Based on our previous meeting, thinking and talking with Chris, I have noted down an issue of what we are referring to as a rich, dynamic view of blog articles:
I am convinced that in order for the symbol manipulation Doug Engelbart spoke so highly off to be realised, we will have to developed much richer visual authoring and reading environments, both in terms of the visual presentation and the speed and smoothness of interaction. For the jrnl project we have our priorities and here are some further thoughts based on our last group chat:
I feel that it will be important to use a visually bigger, wider and deeper view than simple blocks of text. The reason for this has been explained many times but boils down to applying our occipital lobe to support our prefrontal cortex.

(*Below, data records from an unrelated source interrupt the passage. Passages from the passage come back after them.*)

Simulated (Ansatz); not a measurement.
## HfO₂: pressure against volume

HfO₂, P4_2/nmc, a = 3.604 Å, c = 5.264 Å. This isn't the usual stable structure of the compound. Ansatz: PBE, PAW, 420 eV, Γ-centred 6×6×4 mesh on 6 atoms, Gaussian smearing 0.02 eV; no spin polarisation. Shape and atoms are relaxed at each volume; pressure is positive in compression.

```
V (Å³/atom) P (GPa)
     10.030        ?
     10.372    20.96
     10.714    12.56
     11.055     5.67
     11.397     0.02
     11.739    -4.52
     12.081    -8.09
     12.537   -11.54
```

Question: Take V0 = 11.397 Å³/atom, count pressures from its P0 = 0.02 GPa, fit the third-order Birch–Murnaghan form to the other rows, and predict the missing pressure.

What is also crucial is the speed of the interaction. In the same way Doug used the illustration of a skiing downhill to show how important speed of interaction is, I feel that the difference between waiting any amount of time for a visualisation to settle/build will make it a category less useful than something simpler but ‘instant’.
It should possible to draw forth what is required in the least energy using way for a trained/experienced user. The mental load of authoring and studying is already substantial and the tool cannot add to the load. There is of course a balance here; the user should invest in learning their tools but this investment should have a clear payoff once basic use of the tool has become become second nature, once exikiosis has been achieved.
For example, as I wrote “symbol manipulation Doug Engelbart” above, I should very easily be able to see what I have written on that topic and have a very quick and easy way to link to my previous article/definition/notes.
The way I do this now is to write my text in Liquid | Author, select that text and use Liquid | Flow to search my own blog. This works ok but the search result on my blog are few and the refining of the search result is not very useful. I believe this could be a great case study for jrnl and visualisation improvement and it maps onto Chris’ ideas of refining queries and Doug’s ViewSpec modifications.
What is necessary is for many more articles to be shown (in my current theme it’s just 3) and for me to be able to switch on and off Categories and Tags to refine what I am looking for, then to click to open and copy the URL or to quickly copy the URL from the search results.
In other words, my research focus at the moment is on finding my own articles when authoring, not as much on trying to understand someone else work. Doug wrote somewhere that it’s hard to orient yourself in someone else information and at least as hard to orient yourself in your own information and I cannot find this quote at the moment, which highlight how right he is, since I consider his work part of my core research and therefore should be able to find it in my own ‘information space’.
Maybe the start should be a theme experiment?